Professor Mark Fleishman

Contact details

Name:
Professor Mark Fleishman
Position/Fellowship type:
T.B.L. Webster Fellow
Fellowship term:
Mid-January 2024 to mid-March 2024
Institute:
Institute of Classical Studies
Home institution:
University of Cape Town
Email address:
mark.fleishman@uct.ac.za
Website:
https://ics.sas.ac.uk/people/professor-mark-fleishman

Research Summary and Profile

Research interests:
Classics
Summary of research interests and expertise:

For the past five years I have been leading a research project on Reimagining Tragedy from Africa and the Global South (ReTAGS). The project takes a concept – tragedy - from the very beginnings of theatre in its European manifestation and and sets out to reimagine it from a perspective in Africa that is at once directed at the complex challenges of our global postcolonial present and towards our possible futures.The project has involved three workstreams: first, research and study of the archive of postcolonial tragedies produced by an earlier generation in the immediate aftermath of direct colonial rule with a specific focus on theatricality; second, performance analysis of instances of ‘excessive’ revolt outside of the theatre, mostly enacted by a younger generation in the neo-colonial aftermath within the collective realm of popular protest and within the individual realm of postcolonial self-fashioning and characterized by transgressive, often violent, behaviours with potentially tragic and ruinous outcomes; third, artistic research investigations of tragedy in which thinking arises in the course of making. 
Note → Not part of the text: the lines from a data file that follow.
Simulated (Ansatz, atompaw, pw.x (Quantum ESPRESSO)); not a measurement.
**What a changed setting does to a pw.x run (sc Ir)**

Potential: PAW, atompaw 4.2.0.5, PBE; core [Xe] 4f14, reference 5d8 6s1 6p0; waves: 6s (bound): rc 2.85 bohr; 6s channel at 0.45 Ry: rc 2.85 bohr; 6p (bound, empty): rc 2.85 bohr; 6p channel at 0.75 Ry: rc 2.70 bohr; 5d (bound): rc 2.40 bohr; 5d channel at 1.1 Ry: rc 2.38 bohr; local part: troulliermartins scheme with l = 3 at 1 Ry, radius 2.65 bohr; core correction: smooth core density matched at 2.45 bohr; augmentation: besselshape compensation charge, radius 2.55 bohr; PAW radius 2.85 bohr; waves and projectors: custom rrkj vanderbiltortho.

Before the project began, I had created two significant works based on tragic sources. The first was a version of Medea (1994) at the point at which South Africa was moving from the system of apartheid into a new dispensation, and the second, a version of the Orestes myth, titled In the City of Paradise (1998), in response to the Truth and Reconciliation Commission process a few years later. The latter work was re-staged in 2015 with a new generation of young performers responding to the consequences of the policy of reconciliation proposed by the Mandela government post-1994. I have since, as part of the ReTAGS project, created two more productions that reimagine tragic sources: Antigone (not quite/quiet) (2019) and Oedipus at Colonus: #after sophocles (2023). We have also developed a digital archive platform with capacity to document the entire process of making the productions which can be searched to uncover the moments in which ideas and conceptual themes are raised and enaged with in the rehearsal room and linking them to their actual realisation in the productions. 

I am currently working on a monograph to be published by Oxford University Press, which focuses on forms of tragedy manifesting in a particular place, South Africa, and in a specific time, the colonial aftermath. This place-time is an aftermath with an afterlife, suffused with coloniality but in which possibilities for a better future exist, but not yet. In the monograph I  examine two approaches to tragedy in the South African theatre, one based on the reworking of extant tragedies for particular political purposes, and one that abandons the plays themselves and reimagines tragedy from an African perspective to engage more metaphysical concerns.